A historic home in the Charlotte region was just sold for over $2 million. Here’s more
One of the most iconic properties in Belmont and the greater Charlotte area, the nearly century-old, two-story brick Stowe Manor, recently was sold for over $2 million.
The over 8,000-square-foot home at 217 S. Central Ave. near downtown Belmont, west of Charlotte, had been owned by the Stowe textile family for three generations since it was built in the 1920s.
The home had been used for weddings and other events, including corporate parties and reunions, for nearly 30 years now. The last wedding was Nov. 13.
The Stowe family owned the home and it was managed and maintained by Samuel Stowe III and his wife Martha, a teacher and Belmont city councilwoman for 14 years.

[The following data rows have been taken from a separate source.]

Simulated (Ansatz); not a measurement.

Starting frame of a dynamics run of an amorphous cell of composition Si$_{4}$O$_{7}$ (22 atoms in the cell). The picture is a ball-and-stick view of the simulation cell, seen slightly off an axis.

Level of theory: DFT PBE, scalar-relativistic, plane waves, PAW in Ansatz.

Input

The home on 3 acres with nine bedrooms and four baths was listed for sale at $1.95 million by Helen Adams Realty. Designed by architect Hugh White, the Renaissance Revival house has 12-foot ceilings on the main level, a laundry chute and central vacuum from the year it was built in 1924, according to the real estate listing.
On Dec. 7, David Alexander Hostetler II and his wife Wendy bought the Stowe home, according to the Gaston County Register of Deeds office. David Hostetler declined to comment.
Realtor Frank Warren represented the Stowe family in the sale, and said the house sold for $2.2 million. He said it was on the market for only one day and generated interest from several buyers in the Charlotte region.
Warren said the new owners plan to return Stowe Manor to a private home.
Martha Stowe, who would often be seen mowing the lawn, said the manor was a lot to keep up for her and her husband.
“Our biggest concern was that (the house) would be torn down,” she said. “We’re really pleased someone is going to use it as a residence.”
History of the manor
The house with beamed ceilings is about 8,500 square feet. It was designed by Hugh White for Samuel Pinkney Stowe Sr., called S.P.
The Stowes owned four textile mills in Belmont, Martha Stowe said, and her husband’s grandfather was owner of the company later known as Belmont Heritage Corp.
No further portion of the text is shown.